Dear Lintian Maintainers, Lintian skips and does not check source packages if arguments contain non-latin letters in filenames. And Lintian hangs indefinitely if it prints no other tags (from the remaining arguments). The bug only appears with .dsc files, .deb packages seem unaffected. Note that file paths in Linux are treated as arbitrary byte sequences and should not be encoded to UTF-8 nor decoded. $ lintian -L '>=classification' тест/hello_2.12.3-1.dsc Skipping ÑеÑÑ/hello_2.12.3-1.dsc: ÃÂà The bug can be worked around if one changes the current working directory before launching Lintian. $ ( cd тест && lintian -L '>=classification' hello_2.12.3-1.dsc )
Control: tags -1 moreinfo
Control: tags -1 patch
This happens because `$parent` is not valid utf8 while the file is. When we
concat them and try to check for the existence of the directory, it does not
work.
If both are bytes, it does. If both are utf8 (which is always the case except
the one you mention above), it works as well.
I have a one-liner patch for this (pasted at the end of this mail).
Encoding the file as utf8 does make sense, as otherwise packages are not
allowed in the debian archive.
But I am not sure if we should be consuming bytes. There might be a reason for
that implementation which I am not aware of at least -- given that there is
utf8 stuff everywhere, this may have been intended.
I'm CC'ing other maintainers for more advice.
diff --git a/bin/lintian b/bin/lintian
index 488b3790b..13673ec5d 100755
--- a/bin/lintian
+++ b/bin/lintian
@@ -733,6 +733,7 @@ for my $subject (@subjects) {
next
if $basename =~ m{/};
+ utf8::downgrade($basename) if !utf8::is_utf8($parent);
die encode_utf8("$parent/$basename does not exist, exiting\n")

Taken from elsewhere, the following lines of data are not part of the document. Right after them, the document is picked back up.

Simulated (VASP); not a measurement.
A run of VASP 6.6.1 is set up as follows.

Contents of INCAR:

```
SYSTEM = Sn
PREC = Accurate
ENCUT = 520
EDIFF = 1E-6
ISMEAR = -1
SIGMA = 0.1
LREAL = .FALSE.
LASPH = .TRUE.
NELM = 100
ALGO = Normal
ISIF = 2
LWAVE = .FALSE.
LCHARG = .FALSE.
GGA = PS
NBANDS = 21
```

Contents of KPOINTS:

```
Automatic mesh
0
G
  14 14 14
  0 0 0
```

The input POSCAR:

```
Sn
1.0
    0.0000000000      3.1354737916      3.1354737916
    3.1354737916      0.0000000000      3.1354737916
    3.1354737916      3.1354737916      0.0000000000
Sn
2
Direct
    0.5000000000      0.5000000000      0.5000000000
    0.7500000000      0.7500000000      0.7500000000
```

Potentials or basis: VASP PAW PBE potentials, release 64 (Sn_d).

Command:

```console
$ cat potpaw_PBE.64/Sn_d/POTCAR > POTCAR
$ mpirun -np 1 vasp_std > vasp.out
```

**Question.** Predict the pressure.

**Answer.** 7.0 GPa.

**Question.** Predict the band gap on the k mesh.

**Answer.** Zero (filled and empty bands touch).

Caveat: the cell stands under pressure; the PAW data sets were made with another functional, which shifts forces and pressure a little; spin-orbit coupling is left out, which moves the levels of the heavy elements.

unless -e "$parent/$basename";
and should not be used in production code. The utf8 flag depends on the string history, how it was processed, and hints to Perl whether fast byte algorithms for indexing and in the length function are allowed or not. I suppose utf8::downgrade can be called unconditionally. Or even better, decode_utf8 already loaded from the Encode module because it never fails. The deb822(5) manual page states: "All control files must be encoded in UTF-8." And we have no choice but to decode $basename back to raw octets before doing file operations. A more accurate solution would be to decode characters before setting the files property of $processable. However, I have not dived into Lintian internals enough to understand where the value is being parsed.
s/decode_utf8/encode_utf8/ Ah! I meant encoding to convert a character string into a byte string. Of course, double encoding in error handling in that loop is wrong and leads to an infinite freeze I mentioned in the first message.